These are the key concepts you need to understand to accurately answer the question.

Simple Random Sample
When statisticians want to estimate characteristics of a large population, they often use a simple random sample (SRS). This is a foundational method to obtain a representative group of individuals from a population where each member is equally likely to be chosen. An SRS allows for the assumption that the sample's properties can be generalized to the whole population.

Take our textbook exercise example: out of a population, we draw a simple random sample of 400 individuals. This means every individual had an equal chance of being selected, and such randomness is crucial to avoid biases that might skew our estimation or confidence intervals. It's a fair way of giving everyone a chance to be included in the sample. Additionally, the size of the sample (400 in this case) needs to be large enough to provide a reliable estimate of the population proportion.
Confidence Interval
A confidence interval is a range of values that is believed to contain the true population parameter with a specified level of certainty. It adds precision to our point estimate by providing a margin of error. For example, in our exercise, we calculated a 95% confidence interval for the proportion of 'Yes' responses in the population.
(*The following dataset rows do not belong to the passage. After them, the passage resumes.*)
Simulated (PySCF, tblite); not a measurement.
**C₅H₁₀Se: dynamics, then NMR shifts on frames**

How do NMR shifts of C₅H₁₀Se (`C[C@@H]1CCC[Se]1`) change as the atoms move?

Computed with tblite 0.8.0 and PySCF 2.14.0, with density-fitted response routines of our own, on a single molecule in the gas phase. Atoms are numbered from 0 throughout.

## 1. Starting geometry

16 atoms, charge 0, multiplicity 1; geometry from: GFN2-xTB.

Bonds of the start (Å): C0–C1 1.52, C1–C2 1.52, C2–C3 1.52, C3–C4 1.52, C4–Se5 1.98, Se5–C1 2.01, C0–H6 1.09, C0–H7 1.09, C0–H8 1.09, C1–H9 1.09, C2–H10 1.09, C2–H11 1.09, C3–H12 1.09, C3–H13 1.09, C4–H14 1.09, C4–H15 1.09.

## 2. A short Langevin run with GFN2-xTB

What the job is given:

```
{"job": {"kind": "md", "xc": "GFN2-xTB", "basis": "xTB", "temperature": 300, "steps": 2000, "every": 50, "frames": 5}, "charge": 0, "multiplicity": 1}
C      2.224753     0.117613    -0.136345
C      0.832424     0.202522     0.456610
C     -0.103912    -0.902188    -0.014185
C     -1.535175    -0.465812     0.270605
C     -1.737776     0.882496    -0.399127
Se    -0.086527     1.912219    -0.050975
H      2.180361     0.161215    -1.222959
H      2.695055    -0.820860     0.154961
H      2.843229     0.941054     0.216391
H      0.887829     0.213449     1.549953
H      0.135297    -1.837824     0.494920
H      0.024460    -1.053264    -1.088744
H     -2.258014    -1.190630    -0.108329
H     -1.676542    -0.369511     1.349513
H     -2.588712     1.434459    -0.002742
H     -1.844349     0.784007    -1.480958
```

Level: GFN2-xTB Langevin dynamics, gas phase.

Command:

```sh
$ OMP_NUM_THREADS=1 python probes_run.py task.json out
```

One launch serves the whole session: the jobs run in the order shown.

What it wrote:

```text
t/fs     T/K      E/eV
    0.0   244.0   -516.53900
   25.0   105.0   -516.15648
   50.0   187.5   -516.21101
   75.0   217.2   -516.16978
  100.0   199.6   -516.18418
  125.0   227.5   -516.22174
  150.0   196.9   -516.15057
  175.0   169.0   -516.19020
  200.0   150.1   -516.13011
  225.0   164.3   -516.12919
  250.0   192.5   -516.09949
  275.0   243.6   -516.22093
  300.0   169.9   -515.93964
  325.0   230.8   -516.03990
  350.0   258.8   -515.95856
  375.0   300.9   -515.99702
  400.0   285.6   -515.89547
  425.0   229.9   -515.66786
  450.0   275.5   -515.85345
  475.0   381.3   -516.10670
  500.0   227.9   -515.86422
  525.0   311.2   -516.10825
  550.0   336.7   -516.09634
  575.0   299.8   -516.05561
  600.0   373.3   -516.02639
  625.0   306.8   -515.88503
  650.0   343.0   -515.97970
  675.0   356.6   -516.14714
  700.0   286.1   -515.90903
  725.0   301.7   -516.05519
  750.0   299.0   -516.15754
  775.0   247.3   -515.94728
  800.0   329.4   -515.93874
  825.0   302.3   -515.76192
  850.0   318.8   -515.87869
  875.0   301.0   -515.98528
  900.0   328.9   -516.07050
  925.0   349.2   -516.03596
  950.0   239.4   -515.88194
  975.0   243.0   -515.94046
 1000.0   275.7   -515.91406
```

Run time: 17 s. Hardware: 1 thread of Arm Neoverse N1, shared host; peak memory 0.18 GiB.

The phrase '95% confident' doesn't mean that there's a 95% chance the true proportion lies within our interval. Instead, it implies that if we were to take many samples and build an interval in the same way from each sample, about 95% of those intervals would contain the true population proportion. The actual interval from our one sample might or might not contain it, but we have no way of knowing. It's a statement of reliability or precision, not a probability.
Standard Error
The standard error (SE) measures the variability of a sample statistic, like the sample proportion, from one sample to another. It's based on the standard deviation of the population and the size of the sample. In simpler terms, it indicates how far off we might expect our sample estimate to be from the true population value on average.

In our exercise, we're looking at the standard error of the sample proportion. Since we usually don't know the population's standard deviation, we estimate the standard error using our sample proportion. This tells us about the 'average' error we'd expect in our sample proportion if we repeated our sampling process. It's crucial for constructing confidence intervals, as seen when we multiplied the standard error by a z-score to get the range of our interval. The larger our sample size, the smaller (and thus better) our standard error will be, reflecting a more precise sample estimate.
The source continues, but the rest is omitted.